I’m sure she has taken into consideration the effects of how Daylight Savings Time will impact her plan . . .
Makes sense to me!
Holy shit! I’m slapping my forehead and shouting “I coulda hada V8!”
I hope some helpful person explains to her that the horrible impending doom coming from rising sea levels is exacerbated by lunar ocean tides, and so we need a crash NASA program to FREE THE MOON and let it self-identify in its own orbit.
@General – thanks for putting that up. Saw that last night and was hoping it would be put up by someone.
A lot of people think that leftist’s bullshit meters are broken and all we have to do is fix their bullshit meters with facts. They then wonder why facts don’t fix it. The problem is the leftist’s bullshit meters aren’t broken.
The problem is they are the bullshit.
Am I the only one that can’t always distinguish meme from reality with this bint?
TO Different Tim
Thanks. I sent it to Fur along with the other Viareggio video of Trump as Superman/Astronaut, but he didn’t put it up.
Narrator: But, in fact, no one was ever allowed to have a V8 again.
She also wisely has noticed that we NEED the Moon more since it shines when it is dark outside, the sun only works during daylight.
how Daylight Savings Time will impact her plan . . .
Digitally, analog or like she was schooled and knows.
Nah, she’s just F’ing with her voters.
Rhetorically, got it, I know,,
How about a “Redistribution of Hollywood Income Act”?
Isnt the moon made out cheese? She better do somethin fast cause the chinaman is up there cutting slices off as i type. She needs to go up there and tell them to stop or soon there wont be enough cheese for everyone..
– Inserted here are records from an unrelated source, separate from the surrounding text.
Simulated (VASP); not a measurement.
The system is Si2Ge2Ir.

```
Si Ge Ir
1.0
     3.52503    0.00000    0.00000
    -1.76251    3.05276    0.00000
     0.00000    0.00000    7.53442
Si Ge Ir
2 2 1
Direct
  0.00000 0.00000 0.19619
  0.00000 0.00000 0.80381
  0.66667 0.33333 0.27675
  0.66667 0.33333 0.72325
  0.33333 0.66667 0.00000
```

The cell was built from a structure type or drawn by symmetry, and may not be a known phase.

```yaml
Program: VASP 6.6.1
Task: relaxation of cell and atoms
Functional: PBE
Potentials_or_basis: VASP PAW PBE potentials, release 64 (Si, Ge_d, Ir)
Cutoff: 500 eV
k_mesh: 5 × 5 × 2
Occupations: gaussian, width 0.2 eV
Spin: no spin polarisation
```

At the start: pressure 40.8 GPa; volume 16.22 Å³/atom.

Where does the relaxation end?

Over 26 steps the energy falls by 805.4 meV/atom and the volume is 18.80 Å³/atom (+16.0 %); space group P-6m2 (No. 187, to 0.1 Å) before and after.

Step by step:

So if we eliminate all the cows who’s going to jump over the moon?
It’s only a paper moon
Sailing over a cardboard sea.
It’s only a canvas sky
Hanging over a Moslem tree.
Someone should tell her that there’s a DARK SIDE of the moon that she could use for power at night!
I wonder if Hank Johnson is mentoring her?
Them some CRAZY eyes on her.
If only she was released on a interstate , think you would be able to dodge a F-150?
Ocrazio Cortez told Don Lemon last week some time when he asked her about The Green New Deal. We gotta get rid of cows and airplanes, ’cause they cause soo much damage to the environment. We just gotta. She said.
Don Lemon: I agree. but how do we get rid of air transport. I mean how do we go places?
AOC: It’s easy. Just remember, 150 years ago we, strung a telephone wire from England to New York, under the sea.
DL. I’m not aware of that?
OAC. Oh yeah, it’s true. That’s how the King of England, James, I think, got his messages to his Generals who were fighting the slave owner, Washington, and the other slave owners. Oh it’s true.
DL. Well I’m not hip on history but what has that to do with getting rid of air travel?
OAC. Simple, if we can get a telephone from England to New York, I mean, 150 years ago, why can’t we build a bridge? I mean, you know, we got to the moon, why cant we get to England?
Don Lemon: I see your point I see that you are a person of the future. Thank you for the opportunity to talk with you.
OAC. Thank you for having me.
Does she realize if her plan to eliminate air travel her other loon friend in congress from, Hawaii will spend most of her time on a boat.
She needs MORE moonscreen – the moonbeams is startin’ to GET to her! 😳
If we get rid of cows, how will michelle obama appear on the grammys next year?